Schools have paid staff more than $560,000 wages from their own coffers, as the much-maligned Novopay system continues to underpay and not pay.
Since the $29 million system went live in August, more than 8100 staff have not been paid or been underpaid, with some out of pocket for more than two months.
Figures released to Sunday Star-Times under the Official Information Act reveal schools across the country have footed the bill for $562,175 worth of payments to staff.
The ministry has made manual payments totalling $375,567 to staff who had not been paid by the Novopay system.
That makes a total of more than $937,000 in salaries having to be sourced from outside Novopay.
Regional breakdowns of the payments were not available.
Education Workforce acting group manager David McIntosh said the ministry was notified of "a number of school employees who were not paid or underpaid in each pay cycle by the Novopay payroll system.

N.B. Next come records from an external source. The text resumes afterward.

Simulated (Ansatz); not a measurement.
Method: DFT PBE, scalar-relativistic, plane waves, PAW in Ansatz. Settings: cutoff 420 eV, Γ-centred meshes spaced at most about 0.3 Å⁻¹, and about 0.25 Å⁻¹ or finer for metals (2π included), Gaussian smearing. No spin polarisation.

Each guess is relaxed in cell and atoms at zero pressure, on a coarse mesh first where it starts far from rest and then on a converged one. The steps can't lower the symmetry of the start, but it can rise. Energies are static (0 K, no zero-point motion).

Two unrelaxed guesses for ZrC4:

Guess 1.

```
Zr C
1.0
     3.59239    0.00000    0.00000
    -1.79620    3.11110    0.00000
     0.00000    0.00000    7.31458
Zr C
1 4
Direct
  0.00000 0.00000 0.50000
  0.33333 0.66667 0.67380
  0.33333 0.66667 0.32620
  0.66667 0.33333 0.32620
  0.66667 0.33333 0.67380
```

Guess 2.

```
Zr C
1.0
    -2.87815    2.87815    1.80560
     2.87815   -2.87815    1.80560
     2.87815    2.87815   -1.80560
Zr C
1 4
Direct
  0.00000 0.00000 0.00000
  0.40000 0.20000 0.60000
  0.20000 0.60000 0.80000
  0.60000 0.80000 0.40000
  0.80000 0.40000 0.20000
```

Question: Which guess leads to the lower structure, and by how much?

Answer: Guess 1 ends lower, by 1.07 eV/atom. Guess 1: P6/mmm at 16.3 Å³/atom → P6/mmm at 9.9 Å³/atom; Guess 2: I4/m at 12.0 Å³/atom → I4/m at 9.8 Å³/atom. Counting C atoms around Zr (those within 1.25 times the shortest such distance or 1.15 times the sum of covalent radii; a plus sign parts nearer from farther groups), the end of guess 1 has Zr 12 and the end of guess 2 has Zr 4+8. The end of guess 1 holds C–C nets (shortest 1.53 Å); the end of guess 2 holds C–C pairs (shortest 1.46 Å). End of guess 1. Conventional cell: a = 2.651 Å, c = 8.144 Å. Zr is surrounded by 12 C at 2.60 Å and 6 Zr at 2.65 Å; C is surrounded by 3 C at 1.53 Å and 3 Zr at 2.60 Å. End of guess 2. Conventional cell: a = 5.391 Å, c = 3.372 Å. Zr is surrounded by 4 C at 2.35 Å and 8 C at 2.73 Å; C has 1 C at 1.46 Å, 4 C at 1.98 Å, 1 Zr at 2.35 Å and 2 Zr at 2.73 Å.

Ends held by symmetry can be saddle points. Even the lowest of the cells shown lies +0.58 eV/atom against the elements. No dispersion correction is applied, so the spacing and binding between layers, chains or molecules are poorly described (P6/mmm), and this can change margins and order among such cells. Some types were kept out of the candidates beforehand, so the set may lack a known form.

"These employees have either received payment from the school or the ministry, or have stated that they were prepared to wait until the next pay cycle for their pay to be rectified."
Almost 200 staff were on the opposite end of the scale, and were overpaid more than $300,000.
Of that sum, $175,971 is still in those teachers' bank accounts.
Overpayments are recorded on a debt ledger maintained by Talent2, the company behind Novopay, on a four-week cycle.
The most up-to-date data available is from November 11.
The largest overpayment, paid directly into a staff bank account, was $26,383 in September.
"A data-entry error resulted in a single employee being incorrectly paid for 625 hours' day relief, rather than 90 hours," McIntosh said.
Meanwhile, the longest time any school payroll clark spent on the phone to Novopay was one hour, 28 minutes and 32 seconds, on September 10.
McIntosh said average waiting time on November 30 was two minutes and 44 seconds.
Talent2 employs 24 people in the call centre and a night shift has been added "to ensure timely processing of email queries".
Organising redundancy and final salary payments for McKenzie Residential School staff has been a "shambles".
Education Minister Hekia Parata announced McKenzie was to close in October, in favour of a wraparound system in which pupils will be supported in mainstream classrooms.
Principal Greg Healy had to battle to ensure each of his staff was not only paid correctly, but that they received redundancy packages.
Healy had just over six weeks - from the closure being announced to the official end of term - to co-ordinate the payroll.
"That's been a shambles," he said.
"It has been really difficult getting redundancy right with the ministry. There are major issues with Novopay."
He did not mind putting in the hours.
"We have got to get it right for the staff.
"The staff have stayed on right through, right through to the end," he said.